Monday, April 2, 2018

Forbidden Topics in Education Equity

All generations in US History have suffered from educational inequity. The news today is that this topic is finally showing up as a conference topic. Depending on how complete the conference discussion is, this may be progress.

One such conference is planned by Southern Methodist University on April 27, 2018: https://calendar.smu.edu/site/simmons/event/paving-the-way-to-inclusion-race--equity-in-education/

The lack of US educational equity in US History is documented by the legally segregated school systems that dominated US education through 1976. That system existed to deny educational equity. The year 1976 was the year that Dallas became the last major urban school system in the nation to be declared by the courts to have an acceptable desegregation plan in place.  That happened 22 years after Brown v Board of Education.  Segregation was no longer legally supported.  Social actions took over instead. Families themselves have kept Dallas schools segregated through today.  White student populations below 3% in a school indicate a school that is in fact a minority school

In 1976 the Dallas ISD White enrollment was down to 59,582 from 127,124 only 11 years earlier!  That White Flight continued until 2010 when White enrollment went up after having fallen to 7,207.  Today, 4/2/18, White enrollment is up to 7,722, over a 500 White student increase in 8 years.  How many of those students are in magnet schools with the lowest teacher student ratios?   Do we mention this history and current situation in equity conversations?


Educational equity talks rarely spend much time on this painful history of inequality.  Maybe 4-27-18 will be different.

They also rarely spend time on the supplantation of need based funds for regular funds that are very often reduced in high poverty, high need schools so as to better fund schools where fewer students drawing such funds.  (This topic is discussed in more detail at  http://schoolarchiveproject.blogspot.com/2015/06/title-vi-complaint-against-disd.html)  The schools benefiting from supplantation are disproportionately White. 

An open records request is now being designed and circulated to gain support from community organizations.  It may take some community pressure so that this request can be secured about DISD spending per student each year for the past decade in all 228 schools.
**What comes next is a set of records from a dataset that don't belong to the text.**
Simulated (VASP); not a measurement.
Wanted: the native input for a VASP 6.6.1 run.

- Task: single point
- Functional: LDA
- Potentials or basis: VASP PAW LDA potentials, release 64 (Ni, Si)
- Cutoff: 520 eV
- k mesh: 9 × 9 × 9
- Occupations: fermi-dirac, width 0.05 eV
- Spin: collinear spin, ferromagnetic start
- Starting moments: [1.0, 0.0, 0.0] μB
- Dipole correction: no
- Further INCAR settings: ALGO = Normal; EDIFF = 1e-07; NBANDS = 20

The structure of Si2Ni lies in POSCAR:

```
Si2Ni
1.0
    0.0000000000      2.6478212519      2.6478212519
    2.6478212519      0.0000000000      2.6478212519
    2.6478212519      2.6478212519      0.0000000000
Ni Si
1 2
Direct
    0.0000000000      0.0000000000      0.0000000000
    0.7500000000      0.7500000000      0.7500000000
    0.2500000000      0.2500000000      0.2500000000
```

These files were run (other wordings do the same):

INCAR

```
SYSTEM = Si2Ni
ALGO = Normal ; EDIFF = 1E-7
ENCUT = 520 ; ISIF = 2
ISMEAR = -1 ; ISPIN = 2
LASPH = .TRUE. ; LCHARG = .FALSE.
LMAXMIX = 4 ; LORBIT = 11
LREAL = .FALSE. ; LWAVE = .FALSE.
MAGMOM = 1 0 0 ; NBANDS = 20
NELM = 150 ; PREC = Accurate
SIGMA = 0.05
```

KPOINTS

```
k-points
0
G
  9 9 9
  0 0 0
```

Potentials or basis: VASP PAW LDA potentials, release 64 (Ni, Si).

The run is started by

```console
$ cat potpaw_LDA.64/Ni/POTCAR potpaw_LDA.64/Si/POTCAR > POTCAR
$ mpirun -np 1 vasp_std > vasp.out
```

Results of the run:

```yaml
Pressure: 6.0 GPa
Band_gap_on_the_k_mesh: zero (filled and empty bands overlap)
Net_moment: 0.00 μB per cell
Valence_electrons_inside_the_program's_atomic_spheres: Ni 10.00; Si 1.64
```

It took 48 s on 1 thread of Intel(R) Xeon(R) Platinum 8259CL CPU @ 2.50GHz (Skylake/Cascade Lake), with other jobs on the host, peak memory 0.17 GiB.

It will be a large spread sheet with over 228 rows, one row for each school in Dallas ISD.  Then there will be over 70 columns.  The first 30 will be for the main identification and demographic variables per school as reflected in the DISD Data Portal for each year.  The next 32 columns will be for the full per-student funding in each category as reflected in the PEIMS Financial Standard Reports for each campus. (The last column in the campus PEIMS Financial Standard Reports page for each school)  Plus additional critical variables will be added as identified.


This will be a goldmine of information, if it can be secured.  It will help to document times when equity was not happening.  It will help measure how well equity is now being secured.  It will provide a solid measure for how well educational equity is being secured in each school.

Equity searched for on such a spreadsheet will look for several factors.  The first is that all students receive equal per student "regular" funds toward their education.  Second, each school will receive only the amount of need based funds based on the number of students with that need in the school. This spreadsheet will make such verification much easier to secure.

If this open record attempt fails, it will show us where we are in the progress we are attempting to claim.  It will show us how much work remains to achieve transparency.

Yes all of this data is already public information in separate reports and locations.  It would require many hours to pull it all together, a task DISD staff could do quickly if they already do not have such spreadsheets available.